Most great novels and dramas have dynamic characters as the protagonists. A dynamic character is one who is modified by the actions through which he or she passes and the consequences he or she experiences. In The Crucible, John Proctor and John Hale are the protagonists.
John Proctor is a farmer and a village commoner who similarly is faced with an inner turmoil. Proctor has committed the crime of adultery. He has absolutely no intentions of joining in the witch trials unless his pregnant wife has been involved. After his wife becomes involved and eventually set free due to the fact that she was pregnant, John Proctor feels that he cannot accept this. Proctor is a good and noble man and because of this he believes at first he cannot be hung and die a martyr when he has a sin blooming over him at every moment. John later says to Elizabeth that "my honesty is broke, Elizabeth; I am no good man. Nothing is spoiled by giving them this lie that were not rotten long before" (136). As John confesses, he cannot allow Danforth to make it officially documented. John feels strongly about having a good name and not dying with a bad one. Proctor weighs both sides of his internal conflict and realizes that he must not make another mistake. He therefore, prescribes himself to death, not for his own sake, but rather for the sake of others. As John dies Elizabeth weeps saying "He have his goodness now. God forbid I take it away" (145).
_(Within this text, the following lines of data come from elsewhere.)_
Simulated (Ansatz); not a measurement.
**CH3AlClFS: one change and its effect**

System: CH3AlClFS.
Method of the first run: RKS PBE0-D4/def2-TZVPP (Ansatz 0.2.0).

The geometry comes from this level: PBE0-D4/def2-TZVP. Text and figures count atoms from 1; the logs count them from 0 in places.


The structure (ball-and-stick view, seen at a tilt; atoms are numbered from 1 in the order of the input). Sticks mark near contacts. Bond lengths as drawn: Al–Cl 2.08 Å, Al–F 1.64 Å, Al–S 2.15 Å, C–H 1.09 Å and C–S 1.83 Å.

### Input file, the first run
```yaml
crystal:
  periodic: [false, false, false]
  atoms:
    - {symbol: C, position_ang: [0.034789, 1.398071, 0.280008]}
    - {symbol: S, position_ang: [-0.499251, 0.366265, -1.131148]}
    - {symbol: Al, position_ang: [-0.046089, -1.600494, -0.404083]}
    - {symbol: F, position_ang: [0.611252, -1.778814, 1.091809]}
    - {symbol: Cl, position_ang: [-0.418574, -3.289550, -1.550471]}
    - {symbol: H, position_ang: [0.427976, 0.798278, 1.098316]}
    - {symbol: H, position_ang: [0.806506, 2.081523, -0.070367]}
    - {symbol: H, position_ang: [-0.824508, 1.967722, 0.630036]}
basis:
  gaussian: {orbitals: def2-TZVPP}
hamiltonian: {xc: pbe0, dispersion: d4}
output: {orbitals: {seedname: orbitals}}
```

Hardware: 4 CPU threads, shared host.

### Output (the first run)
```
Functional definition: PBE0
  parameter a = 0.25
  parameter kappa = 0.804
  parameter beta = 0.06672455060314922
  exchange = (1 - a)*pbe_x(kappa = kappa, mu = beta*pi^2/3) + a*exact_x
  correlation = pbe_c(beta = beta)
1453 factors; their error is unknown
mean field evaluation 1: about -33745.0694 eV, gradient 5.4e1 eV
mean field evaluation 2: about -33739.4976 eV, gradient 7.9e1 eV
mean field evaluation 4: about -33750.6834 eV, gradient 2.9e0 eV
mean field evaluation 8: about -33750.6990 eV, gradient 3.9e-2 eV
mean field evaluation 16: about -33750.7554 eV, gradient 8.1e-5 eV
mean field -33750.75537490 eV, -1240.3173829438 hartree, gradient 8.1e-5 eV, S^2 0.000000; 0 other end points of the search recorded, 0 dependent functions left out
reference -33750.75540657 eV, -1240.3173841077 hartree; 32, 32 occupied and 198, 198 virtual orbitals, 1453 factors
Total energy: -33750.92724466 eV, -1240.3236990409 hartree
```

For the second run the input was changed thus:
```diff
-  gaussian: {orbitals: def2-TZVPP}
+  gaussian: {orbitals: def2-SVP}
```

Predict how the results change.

John Proctor is the central character in the play. His tragedy is the most significant, for it emerges from a flaw deep within himself and is resolved by his own actions. Unlike Rebecca Nurse, who is almost a stereotype in her complete goodness, Proctor is morally compromised and must openly struggle to do well.
Although he is outspoken and blunt in his skepticism of witchcraft and his denunciation of Reverend Parris" greed and the corruption of the church, he initially chooses to downplay the significance of Abigail's accusations.